## Part 3: Kaggle Competition<a name="part3"></a>

Now that you've created a model to predict which individuals are most likely to respond to a mailout campaign, it's time to test that model in competition through Kaggle. If you click on the link [here](http://www.kaggle.com/t/21e6d45d4c574c7fa2d868f0e8c83140), you'll be taken to the competition page where, if you have a Kaggle account, you can enter. If you're one of the top performers, you may have the chance to be contacted by a hiring manager from Arvato or Bertelsmann for an interview!

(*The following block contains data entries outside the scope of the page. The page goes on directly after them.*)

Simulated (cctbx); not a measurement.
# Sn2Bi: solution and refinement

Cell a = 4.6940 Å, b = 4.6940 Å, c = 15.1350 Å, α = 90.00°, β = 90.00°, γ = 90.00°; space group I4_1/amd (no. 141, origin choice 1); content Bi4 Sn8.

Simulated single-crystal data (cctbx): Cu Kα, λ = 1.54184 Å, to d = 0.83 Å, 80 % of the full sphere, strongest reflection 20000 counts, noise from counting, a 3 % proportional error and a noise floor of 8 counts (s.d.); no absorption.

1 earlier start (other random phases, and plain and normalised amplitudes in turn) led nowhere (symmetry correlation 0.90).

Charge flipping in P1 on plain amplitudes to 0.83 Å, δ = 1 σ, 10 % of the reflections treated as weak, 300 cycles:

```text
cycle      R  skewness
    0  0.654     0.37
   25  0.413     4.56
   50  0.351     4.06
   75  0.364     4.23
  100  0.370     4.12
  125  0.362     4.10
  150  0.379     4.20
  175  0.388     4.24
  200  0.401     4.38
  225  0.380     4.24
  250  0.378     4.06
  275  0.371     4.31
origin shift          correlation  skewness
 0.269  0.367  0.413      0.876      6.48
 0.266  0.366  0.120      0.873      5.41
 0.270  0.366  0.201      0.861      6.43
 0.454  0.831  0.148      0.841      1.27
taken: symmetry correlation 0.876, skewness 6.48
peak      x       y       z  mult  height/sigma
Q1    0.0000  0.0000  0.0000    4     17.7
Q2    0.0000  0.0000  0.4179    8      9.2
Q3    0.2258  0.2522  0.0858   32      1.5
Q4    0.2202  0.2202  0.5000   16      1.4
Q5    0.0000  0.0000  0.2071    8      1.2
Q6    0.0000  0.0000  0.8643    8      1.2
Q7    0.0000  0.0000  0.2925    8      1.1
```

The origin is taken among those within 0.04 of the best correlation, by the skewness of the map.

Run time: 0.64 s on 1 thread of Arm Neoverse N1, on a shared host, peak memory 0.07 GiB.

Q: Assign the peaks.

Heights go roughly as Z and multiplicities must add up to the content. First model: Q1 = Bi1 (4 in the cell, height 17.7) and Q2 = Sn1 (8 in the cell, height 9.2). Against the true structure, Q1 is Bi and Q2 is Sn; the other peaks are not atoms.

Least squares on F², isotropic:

Your entry to the competition should be a CSV file with two columns. The first column should be a copy of "LNR", which acts as an ID number for each individual in the "TEST" partition. The second column, "RESPONSE", should be some measure of how likely each individual became a customer – this might not be a straightforward probability. As you should have found in Part 2, there is a large output class imbalance, where most individuals did not respond to the mailout. Thus, predicting individual classes and using accuracy does not seem to be an appropriate performance evaluation method. Instead, the competition will be using AUC to evaluate performance. The exact values of the "RESPONSE" column do not matter as much: only that the higher values try to capture as many of the actual customers as possible, early in the ROC curve sweep.

In [None]:
# Load in the data:
#mailout_test = pd.read_csv('../../data/Term2/capstone/arvato_data/Udacity_MAILOUT_052018_TEST.csv', sep=';')

# Loading test set:
mailout_test = joblib.load('test')

mailout_test.head()

In [None]:
# Saving LNR object:
lnr = list(mailout_test.LNR.values)

# Applying data transformations on train set:
mailout_test = supervised_data_transformation(mailout_test, test_set = True)

mailout_test.head()

### 3.1 Attempt 1: Training on Unbalanced Data<a name="p1"></a>

In [None]:
# Predicting on teste data:
y_gbc_pred = gbc_clf.predict_proba(mailout_test)

In [None]:
# Creating prediction dataframe:
gbc_pred_df = pd.DataFrame(columns = ['LNR', 'RESPONSE'])

# Assigning id:
gbc_pred_df['LNR'] = lnr

# Assigning predictions:
gbc_pred_df['RESPONSE'] = y_gbc_pred[:, 1]

gbc_pred_df.head()

In [None]:
# Saving person predictions csv:
gbc_pred_df.to_csv('gbc_pred.csv', header = True, index = False)

# KAGGLE SCORE: 0.79488

Considering the `Kaggle` rank, this first approach could be considered a regular model, being positioned among the **top 150**.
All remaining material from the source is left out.